# Winning Jeopardy

## Jeopardy Questions

[Jeopardy](https://www.jeopardy.com/) is a popular TV show in the US where participants answer questions to win money. In this project, we will work with a dataset of Jeopardy questions to look for patterns to improve the chances of winning.

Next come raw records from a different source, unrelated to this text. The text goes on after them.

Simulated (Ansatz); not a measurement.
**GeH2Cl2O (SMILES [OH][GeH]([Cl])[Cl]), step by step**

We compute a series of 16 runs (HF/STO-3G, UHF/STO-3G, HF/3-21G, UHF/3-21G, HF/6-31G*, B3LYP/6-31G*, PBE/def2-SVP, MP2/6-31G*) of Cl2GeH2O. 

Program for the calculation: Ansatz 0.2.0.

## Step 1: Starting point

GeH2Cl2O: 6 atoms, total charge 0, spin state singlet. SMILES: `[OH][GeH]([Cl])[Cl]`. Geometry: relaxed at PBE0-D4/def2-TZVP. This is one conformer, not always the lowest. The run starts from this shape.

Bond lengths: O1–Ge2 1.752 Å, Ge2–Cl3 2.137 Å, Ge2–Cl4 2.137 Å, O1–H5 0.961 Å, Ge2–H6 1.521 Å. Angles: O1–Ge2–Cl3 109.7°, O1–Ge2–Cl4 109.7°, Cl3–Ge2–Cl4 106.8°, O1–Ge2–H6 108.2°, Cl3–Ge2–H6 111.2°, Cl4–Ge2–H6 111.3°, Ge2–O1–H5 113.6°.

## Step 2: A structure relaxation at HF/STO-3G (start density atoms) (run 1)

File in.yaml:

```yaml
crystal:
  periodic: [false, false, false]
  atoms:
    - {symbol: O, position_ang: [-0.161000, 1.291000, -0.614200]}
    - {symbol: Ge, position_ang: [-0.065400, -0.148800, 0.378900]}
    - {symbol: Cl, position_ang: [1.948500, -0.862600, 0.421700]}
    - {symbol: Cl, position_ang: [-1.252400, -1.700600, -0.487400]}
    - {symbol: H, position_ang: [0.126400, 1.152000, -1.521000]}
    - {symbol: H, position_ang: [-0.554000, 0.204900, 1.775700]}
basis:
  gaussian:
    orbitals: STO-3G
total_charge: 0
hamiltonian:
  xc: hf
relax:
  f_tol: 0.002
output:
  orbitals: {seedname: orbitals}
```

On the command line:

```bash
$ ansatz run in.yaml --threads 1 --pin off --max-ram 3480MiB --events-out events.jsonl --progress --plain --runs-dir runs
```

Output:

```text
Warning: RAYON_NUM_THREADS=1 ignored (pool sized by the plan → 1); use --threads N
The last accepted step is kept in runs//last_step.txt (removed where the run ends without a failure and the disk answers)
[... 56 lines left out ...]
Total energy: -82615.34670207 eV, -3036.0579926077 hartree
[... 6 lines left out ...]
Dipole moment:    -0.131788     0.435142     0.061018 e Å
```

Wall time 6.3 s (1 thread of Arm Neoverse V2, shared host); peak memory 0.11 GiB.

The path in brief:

For those familiar with the show, the contestant usually has to give the answer in the form of a question while the actual question is phrased as an answer. An example question could be, "This famous white beagle is from the Peanuts series." The contestant would be required to answer with a question such as, "Who is Snoopy?" While the format of Jeopardy's questions and answers are different than most quiz shows, this dataset lists questions and answers in the typical format where a contestant is asked a question and provides an answer.

In [1]:
import pandas as pd
import re
import random
from scipy import stats
import numpy as np

jeopardy = pd.read_csv('jeopardy.csv')
jeopardy.head()

Unnamed: 0,Show Number,Air Date,Round,Category,Value,Question,Answer
0,4680,2004-12-31,Jeopardy!,HISTORY,$200,"For the last 8 years of his life, Galileo was ...",Copernicus
1,4680,2004-12-31,Jeopardy!,ESPN's TOP 10 ALL-TIME ATHLETES,$200,No. 2: 1912 Olympian; football star at Carlisl...,Jim Thorpe
2,4680,2004-12-31,Jeopardy!,EVERYBODY TALKS ABOUT IT...,$200,The city of Yuma in this state has a record av...,Arizona
3,4680,2004-12-31,Jeopardy!,THE COMPANY LINE,$200,"In 1963, live on ""The Art Linkletter Show"", th...",McDonald's
4,4680,2004-12-31,Jeopardy!,EPITAPHS & TRIBUTES,$200,"Signer of the Dec. of Indep., framer of the Co...",John Adams


In [2]:
jeopardy.info()

<class 'pandas.core.frame.DataFrame'>
RangeIndex: 19999 entries, 0 to 19998
Data columns (total 7 columns):
Show Number    19999 non-null int64
 Air Date      19999 non-null object
 Round         19999 non-null object
 Category      19999 non-null object
 Value         19999 non-null object
 Question      19999 non-null object
 Answer        19999 non-null object
dtypes: int64(1), object(6)
memory usage: 1.1+ MB


In [3]:
jeopardy.columns

Index(['Show Number', ' Air Date', ' Round', ' Category', ' Value',
       ' Question', ' Answer'],
      dtype='object')

We'll remove any spaces from the columns for ease of use.

In [4]:
jeopardy.columns = jeopardy.columns.str.replace(' ','')
jeopardy.columns

Index(['ShowNumber', 'AirDate', 'Round', 'Category', 'Value', 'Question',
       'Answer'],
      dtype='object')

## Normalizing Text

Before beginning analysis of the questions, we need to normalize the `Question` and `Answer` columns by removing punctuation and capitalization. This will prevent the same words being classified as different which will be important during our analysis.

In [5]:
def normalize_string(string):
    return re.sub(r'[^\w\s]','',string).lower()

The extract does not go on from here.